Since March 1, Massachusetts school teacher B.J. Hill, 32, has been walking across the country in near Kerouacian fashion — though, unlike Sal Paradise, Hill has a greater mission than apple pie and Mexican trollops. He’s collecting messages for the next US president, whoever that may be, from everyday American constituents. After nearly nine months on the road, Hill estimates that he’s collected a few thousand messages, long and short, positive and negative, in a variety of languages. Hill’s cross-country route, a gentle S-curve from west to east via Middle America, began in San Francisco.
“Once I got that first message, on the Golden Gate Bridge, it turned into something that was more than me; it was a responsibility,” he says. “If I was doing this just to do it, I would have quit somewhere in Nevada. But the president doesn’t want to meet the person who almost walked across the country.”

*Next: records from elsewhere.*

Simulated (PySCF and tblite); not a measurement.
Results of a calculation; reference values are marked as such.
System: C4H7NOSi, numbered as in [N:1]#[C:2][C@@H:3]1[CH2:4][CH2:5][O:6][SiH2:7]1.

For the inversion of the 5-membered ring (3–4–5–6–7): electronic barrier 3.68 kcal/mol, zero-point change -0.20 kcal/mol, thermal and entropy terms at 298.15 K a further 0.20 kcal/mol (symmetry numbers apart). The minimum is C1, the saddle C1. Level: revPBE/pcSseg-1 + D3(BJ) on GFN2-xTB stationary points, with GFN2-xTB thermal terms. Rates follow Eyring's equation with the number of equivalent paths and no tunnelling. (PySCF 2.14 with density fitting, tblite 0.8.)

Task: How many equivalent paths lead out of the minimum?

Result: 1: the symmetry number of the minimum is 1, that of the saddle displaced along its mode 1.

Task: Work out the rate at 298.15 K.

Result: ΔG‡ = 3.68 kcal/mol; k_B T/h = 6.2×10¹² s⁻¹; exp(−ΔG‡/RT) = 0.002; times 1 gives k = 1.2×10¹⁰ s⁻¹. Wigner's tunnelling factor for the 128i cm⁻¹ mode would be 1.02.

Hill’s self-imposed mission might sound like the delusional musings of a rose-colored patriot, but he’s already completed a similar one. In 2006, he walked diagonally across Massachusetts, from the tippity-top northwest corner to the top of Cape Cod, collecting hundreds of messages for the soon-to-be-governor, Deval Patrick, who accepted the book of concerns and well-wishes and subsequently added it to the government archives.
Political discussions with citizens from all parts of the country might have an influence on some voters, but Hill, who plans to cast his vote for president via absentee ballot, is a registered Independent who remains undecided.
“I can’t say that any conversation has really altered my view at all,” he says. “In Massachusetts, we see the world through a left-leaning angle, and we tend to dismiss the Red States as being too traditional and behind the times — not really understanding the big picture. But after spending so many months walking through places like Missouri and Alabama . . . I don’t want to say that I’ve become more conservative, but I definitely see where they’re coming from. [Conservatives] have a set of ideals they’re trying to live up to, that aren’t necessarily impractical or behind the times.”
Hill’s original plan was to walk the final leg of his journey on Election Day, ending in Copley Square. Unfortunately, unforeseen snafus have delayed his homecoming, and he’ll likely land in Boston closer to December. “Since I’ll be finishing after the election now, but before the inauguration, it will change the messages a little, because now people will know to whom they’re actually writing,” says Hill. “But the only way to get these messages into the Oval Office is to finish the goal. That’s really what keeps me going.”
Already, he’s collected a lot of good messages. “A lot of them are simple, but there are some that are really moving,” says Hill. “One favorite came from an elderly woman who was cleaning hotel rooms in Evanston, Wyoming. Her message was, ‘Dear Mr. President: My husband and I are in our 60s, and we have worked hard all our lives. Next week, we're facing bankruptcy court. What happened?’ ”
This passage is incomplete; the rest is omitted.